When it comes to presenting a home to buyers, some sellers aren’t sure what to do (and not do). Here are the most common offenses that turn off buyers and reduce the chance of the buyers making an offer. The list is comprised from submissions by real estate agents nationwide when asked what are the biggest turnoffs to buyers for showings.
1. Leftover home owners
By far, one of the top offenses cited by buyer’s agents was home owners still lingering around when agents arrived with clients to preview the home. Awkward encounters ranged from buyers finding sellers taking a shower, asleep in the bed, to even the “stalker sellers” who liked to follow buyers and the agent all over the home to see what they thought.
With the exception of the “stalker seller,” many of the home owners who were still at home blamed their listing agent for not giving them enough advance notice about the appointment prior.
2. Pets and their messes
Numerous agents also cited the not-so-friendly dog and kitty encounters as a top offense. Even pets left in a crate can pose a distraction since they might make noise the entire time others are in the house. Plus, if they seem mean, the buyer might not even step in the room.
3. Bad smells
A displeasing smell can really turn buyers off. Common offenses include cooking smells lingering around the home, such as garlic, fried bacon, or fish. Also, watch for cigarette smoke and animal smells.
Sellers get immune to the smell of their pets but anyone opening the door will smell it immediately — even if there are air fresheners trying to cover up the smell. If you have a pet, there will be an odor. Don’t send your buyers away: Paint and clean the carpeting. Take the odor seriously and do what is needed, even if it means replacing the carpet.
4. Critters running wild
Wild animals and pests roaming around is a surefire way to send buyers running. Agents described worms crawling on the floor and bats and raccoons lounging in the attic.
5. Odd home makeovers
Do-it-yourself disasters were also prevalent, like doors opening the wrong way or unprofessional paint jobs. Also, rooms not being used for their intended purposes can confuse buyers, such as an office being used as a bedroom even though it has no closet.
6. Dirt and clutter
There were a number of offenses cited when it came to cleanliness: Dirty laundry piles, unflushed toilets, dishes on the counter or in the sink, unmade beds, clothes scattered about, soiled carpets, dirty air conditioner filters, and overflowing trash cans.

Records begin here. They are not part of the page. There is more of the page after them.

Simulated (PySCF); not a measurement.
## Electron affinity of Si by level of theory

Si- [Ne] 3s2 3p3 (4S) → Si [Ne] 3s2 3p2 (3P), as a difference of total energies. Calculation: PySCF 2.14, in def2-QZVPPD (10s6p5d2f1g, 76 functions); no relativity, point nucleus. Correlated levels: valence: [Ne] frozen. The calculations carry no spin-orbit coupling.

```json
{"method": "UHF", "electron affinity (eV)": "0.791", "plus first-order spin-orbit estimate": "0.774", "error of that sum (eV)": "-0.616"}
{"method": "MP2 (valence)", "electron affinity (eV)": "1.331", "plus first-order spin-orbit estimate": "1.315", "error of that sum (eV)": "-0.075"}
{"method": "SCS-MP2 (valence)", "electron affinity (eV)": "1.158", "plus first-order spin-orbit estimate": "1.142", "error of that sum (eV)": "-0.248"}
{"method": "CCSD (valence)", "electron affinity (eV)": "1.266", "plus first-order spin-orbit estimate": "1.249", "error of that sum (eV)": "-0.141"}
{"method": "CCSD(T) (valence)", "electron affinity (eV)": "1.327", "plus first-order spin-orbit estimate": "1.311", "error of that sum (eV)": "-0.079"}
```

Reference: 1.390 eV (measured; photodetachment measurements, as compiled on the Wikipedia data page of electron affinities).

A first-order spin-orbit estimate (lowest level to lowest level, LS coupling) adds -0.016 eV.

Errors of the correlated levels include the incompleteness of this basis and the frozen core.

7. Personal information left in plain sight
Sellers should be careful not to leave important documents that might pique a buyer’s curiosity in plain sight. Some agents say they’ve seen personal information like bank and credit card statements—even mortgage payoff notices—left on the kitchen counter.
8. Too dark
Dark or dimly lit houses aren’t showing the home in the best light.
Particularly [homes lit with] CFL bulbs. By the time [the bulbs] light up, the buyer is gone. Energy efficient bulbs need time to warm up before they are at their brightest, so staging professionals usually recommend traditional incandescent “Soft white” light bulbs.
9. Keys missing from lockboxes
All too often, agents arrive at a listing appointment with their client only to find there’s no key to get in.
10. Distracting & Personal Photos
Watch the photos displayed on the walls too. Buyers take what is called “Mental Possession” of a home when they see it. They begin imagining their “stuff” in the home. When they see your smiling mug in a photo, they snap out of it, and remember it’s not their house. You want them to stay in that “mention possession” mode and leave wanting to make that a reality!